Over the last year, India's historic foreign policy with Palestine and Israel has shifted drastically away from the anti-colonialist roots of its longstanding view on the conflict.

The shipment of workers mentioned refers to yet another trade deal: this time, dealing in human beings. Signed in November 2023, the deal was to ship over 42,000 Indian workers to Israel to work in construction and care, replacing Palestinian labour. 6,000 daily wage labourers from debt-ridden states like Bihar and East UP were flown to Israel during April-May 2024 under the deal, with 10,000 more flown in over the remaining year, which was a subject of controversy at the time for various reasons: 

  1. The ongoing Gazan genocide and conflict with Hamas meant that the region was already in a period of militarised conflict at the time, putting the workers' life in risk.

  2. They would be replacing Palestinian workers on Israeli soil, who have historically had low and apartheid status in the country and are exploited due to the extreme poverty in occupied Palestine. As per The Times of Israel, these workers were paid less than half the price paid to imported Indian labourers. 

  3. Additionally, Israel was also at the brink of war with Iran at the time, with sufficient threat to life for the Indian government to issue an advisory to citizens not to visit either country at the time this 'shipment' was quietly made. 

  4. The upcoming Indian Lok Sabha elections made the matter even more controversial, as the timing of the deal meant that without exceptional circumstances, these migrant workers would lose their vote in the upcoming polls.

  5. The tumultuous history of Indian labour exports, which have been compared to indentured labour migrations and described as a "new system of slavery" also caused ethical and humanitarian concerns to be raised.
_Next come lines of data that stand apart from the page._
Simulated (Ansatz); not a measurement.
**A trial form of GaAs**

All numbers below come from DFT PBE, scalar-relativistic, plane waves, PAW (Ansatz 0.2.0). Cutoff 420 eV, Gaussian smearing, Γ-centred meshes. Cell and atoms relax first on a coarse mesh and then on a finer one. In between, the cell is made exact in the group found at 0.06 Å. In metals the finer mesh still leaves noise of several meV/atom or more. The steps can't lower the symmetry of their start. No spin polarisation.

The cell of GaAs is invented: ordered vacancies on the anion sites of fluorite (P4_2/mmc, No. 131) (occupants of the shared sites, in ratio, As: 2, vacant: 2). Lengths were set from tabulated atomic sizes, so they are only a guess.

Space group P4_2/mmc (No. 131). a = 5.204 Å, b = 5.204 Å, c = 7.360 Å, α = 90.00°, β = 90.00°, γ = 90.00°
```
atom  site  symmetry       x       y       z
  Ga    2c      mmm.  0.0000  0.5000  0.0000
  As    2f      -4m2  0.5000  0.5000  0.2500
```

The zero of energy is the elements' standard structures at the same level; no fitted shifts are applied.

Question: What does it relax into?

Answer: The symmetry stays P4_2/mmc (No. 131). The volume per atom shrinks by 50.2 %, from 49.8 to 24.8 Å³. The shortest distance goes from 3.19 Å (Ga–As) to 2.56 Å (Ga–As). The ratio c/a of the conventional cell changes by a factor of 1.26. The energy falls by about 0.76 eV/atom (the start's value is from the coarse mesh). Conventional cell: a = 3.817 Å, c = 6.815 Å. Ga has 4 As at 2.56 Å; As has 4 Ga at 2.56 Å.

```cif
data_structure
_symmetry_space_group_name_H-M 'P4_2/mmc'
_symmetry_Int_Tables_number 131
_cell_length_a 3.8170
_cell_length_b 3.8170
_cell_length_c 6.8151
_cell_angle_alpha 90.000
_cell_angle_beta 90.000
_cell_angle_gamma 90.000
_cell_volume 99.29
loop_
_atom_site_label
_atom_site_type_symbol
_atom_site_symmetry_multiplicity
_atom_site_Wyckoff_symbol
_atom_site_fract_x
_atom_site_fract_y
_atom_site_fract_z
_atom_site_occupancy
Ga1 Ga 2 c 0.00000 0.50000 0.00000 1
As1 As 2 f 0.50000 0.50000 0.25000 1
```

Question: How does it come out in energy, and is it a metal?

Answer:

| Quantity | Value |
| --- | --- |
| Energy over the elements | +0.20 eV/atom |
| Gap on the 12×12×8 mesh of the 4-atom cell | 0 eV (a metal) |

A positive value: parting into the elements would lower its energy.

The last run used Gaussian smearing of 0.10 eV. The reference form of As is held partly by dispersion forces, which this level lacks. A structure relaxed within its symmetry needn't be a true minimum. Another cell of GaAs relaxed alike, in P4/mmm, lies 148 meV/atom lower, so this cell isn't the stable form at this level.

Despite strong criticism of the move from trade unions, the deal went through in 2024. Of course, perhaps the most significant way in which ordinary Indians have begun to identify with Israel today, is on the matter of religion. 

The sentiment within the general Indian public regarding Israel—rationalising the massacre of 59,000 people in less than two years, silence on 77 years of colonial occupation, settlement, apartheid, and a reluctance to condemn war crimes that have caused the European Union to severely restrict trade with Israel—is not unlike that which it possesses to other Western economies. Specifically, those with which India shares similar trade relations, such as the US, UK or the Netherlands: one of subservience and apologetics

The difference is that the 6.53 billion dollar relationship between Benjamin Netanyahu and Narendra Modi hides behind the thin but gargantuan shield of a shared ideology: the planned extermination of Muslims for the creation of a religious ethno–state. 

Retired DU professor Nandita Narain carries a placard denouncing India's supply of arms to Israel in the ongoing Gazan genocide. She was part of a group of civil society members who held a silent demonstration at Nehru Place at noon of July 19.

"The language that they were using, their words and phrases… they were parroting the very things we're bombarded with in the mainstream media like 'send them to Pakistan', 'send them to Bangladesh', 'jis thaali mei khaate hai usi thaali mei chhed karte hai', etc.," said Anjali, commenting on how geopolitical perspectives like Zionism and Hindutva alike trickle down into public consciousness from mainstream news outlets, with the corporate funded news becoming part of the state machinery. 

The higher judiciary, too, has to some extent participated in enabling a narrative of discouragement around pro-Palestine protests in India. Nearly a week after the Nehru place protests, when Communist Party of India (Marxist) challenged Mumbai police’s denial of permission for a protest against the ongoing conflict in Gaza, a Bombay HC division bench rapped the organisation: “You are looking at Gaza and Palestine while neglecting what’s happening here. Why don’t you do something for your own country? Look at your own country. Be patriots.” 

Wherever we damn please”

After the dust had settled on July 19 in Nehru Place,police officers made a phone call to the Kalkaji police station to bring in a detention van and women police officers: not for any of the assailants who had snatched and destroyed flags and banners belonging to the solidarity group; not for the mob that broke an elderly woman's wrist brace trying to wrangle a flag from her hand; not for those who hurled abuses at young Muslim women and physically shoved 20 odd people to the edge of the road, but for the protestors themselves.

"Let's do one thing," a senior constable said to another surrounded by the young women who led the group. "Let's just leave them to the mob inside. Let's see what happens. Go back inside, why don't you?"

"The demonstration is over. You told us to put the banners and flags inside, and we have,” said Priyadarshini, a coordinator of the event, after an officer asked her and the others to "get out" of there immediately, unless they wanted to be detained, “Now we are just public standing here." The police were clear that the instructions were only for the protestors; bystanders who had watched and egged on the mob had, unlike them, “the right to be there.” 

India's foreign policy on Israel, like all matters and characteristics of state, have trickled down not only into to its citizens but also to the executive  machinery of the country, creating a chilling effect where rights like that to peaceful assembly, speech and dissent become ceremonial fictions devoid of meaning.

"Let's do one thing," a senior constable said to another surrounded by the young women who led the group. "Let's just leave them to the mob inside.”

"This will not fly in our country," an officer in civil clothes said to an older activist to an officer as she along with all the others were marched into the metro gates and forcibly dispersed. 

"We can gather and protest wherever we damn well please," she replied. 

"No, you cannot do this anywhere!" the policeman snapped back.

The activist was resolute, indeed aware that in resisting executive abuse in her own country, there was a deeper solidarity with the survivors of an ethnic cleansing thousands of miles away. She made sure her next words were heard, “Yes, we can.”